On a couple of recent novels
Can it be that I still haven't reviewed A Choice of Catastrophes by Michael Schuster and Steve Mollmann and What Judgments Come by Dayton Ward and Kevin Dilmore? Apparently so. Well, then.
Sometimes there's no hook that really pushes me to blather about a book. Sometimes it just does exactly what it's supposed to do and I don't find an obvious angle. There's no odd new element, there's no fatal flaw, it's just a good, solid read. Both of these books fit that category. And that's not meant to be damning with faint praise. Readers shouldn't be disappointed by either of these books.
For fans who complain that there aren't enough standalone novels any more, that there aren't enough novels set during a TV series instead of expanding on what comes afterward -- shut up already. Read A Choice of Catastrophes. It tells a good, classic Star Trek-style SF story: some of the regulars are investigating a mysterious alien planet; others, including McCoy, are facing challenges of their own back on the Enterprise. It's familiar in the broad outlines but still fresh by virtue of being the first full length novel by the Schuster/Mollmann team. The focus on McCoy helps keep the book a bit different from most of the five year mission stories, as does the direction his storyline takes.

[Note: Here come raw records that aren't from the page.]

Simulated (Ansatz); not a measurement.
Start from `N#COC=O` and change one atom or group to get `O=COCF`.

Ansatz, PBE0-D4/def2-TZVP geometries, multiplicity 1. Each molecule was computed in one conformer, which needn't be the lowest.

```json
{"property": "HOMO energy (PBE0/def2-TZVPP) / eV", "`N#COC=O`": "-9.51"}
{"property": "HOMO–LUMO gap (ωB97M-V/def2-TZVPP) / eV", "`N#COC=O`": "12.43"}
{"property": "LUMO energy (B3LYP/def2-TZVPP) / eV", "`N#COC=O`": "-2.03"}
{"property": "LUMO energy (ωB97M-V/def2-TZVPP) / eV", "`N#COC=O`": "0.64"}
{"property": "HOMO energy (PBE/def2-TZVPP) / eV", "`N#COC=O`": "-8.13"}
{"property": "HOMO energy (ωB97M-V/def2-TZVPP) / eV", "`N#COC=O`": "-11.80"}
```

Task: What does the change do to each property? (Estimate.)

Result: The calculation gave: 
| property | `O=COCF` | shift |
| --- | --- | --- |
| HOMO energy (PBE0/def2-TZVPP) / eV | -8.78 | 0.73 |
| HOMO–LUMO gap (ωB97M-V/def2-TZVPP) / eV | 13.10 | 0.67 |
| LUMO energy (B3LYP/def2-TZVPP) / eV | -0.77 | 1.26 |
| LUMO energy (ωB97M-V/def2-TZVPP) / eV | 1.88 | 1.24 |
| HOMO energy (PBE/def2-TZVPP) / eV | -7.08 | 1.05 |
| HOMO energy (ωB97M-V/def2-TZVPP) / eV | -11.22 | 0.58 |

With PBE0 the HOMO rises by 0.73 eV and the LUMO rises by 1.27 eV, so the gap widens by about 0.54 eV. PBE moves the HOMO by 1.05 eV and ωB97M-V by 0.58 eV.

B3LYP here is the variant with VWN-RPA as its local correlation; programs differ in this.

And, conversely, for fans who want serial storytelling with a cast of original characters, Ward and Dilmore are back with the penultimate Vanguard novel. And they tease us a bit with the structure of the novel -- the opening and closing are set after the end of the story, with two characters reuniting. So we can assume everyone doesn't get killed off, at least. Anyway, the book has a lot of storylines to deal with, and resolves at least a couple of them while setting things up for the grand finale. There's a lot of tension built up in certain storylines -- is Reyes going to make it out of this situation in one piece? is trying to communicate with powerful but apparently imprisoned aliens really a bright idea? -- and the tension is paid off in the book.
I think in some ways the book suffers a little by comparison to the last one, Declassified, because each of the four stories in that book could exercise a tighter focus -- a few characters, a single story. With What Judgments Come we're back to watching a lot of balls in the air, so early in the book the focus seems more diffuse, but things accelerate and come together. Only one book left. Damn.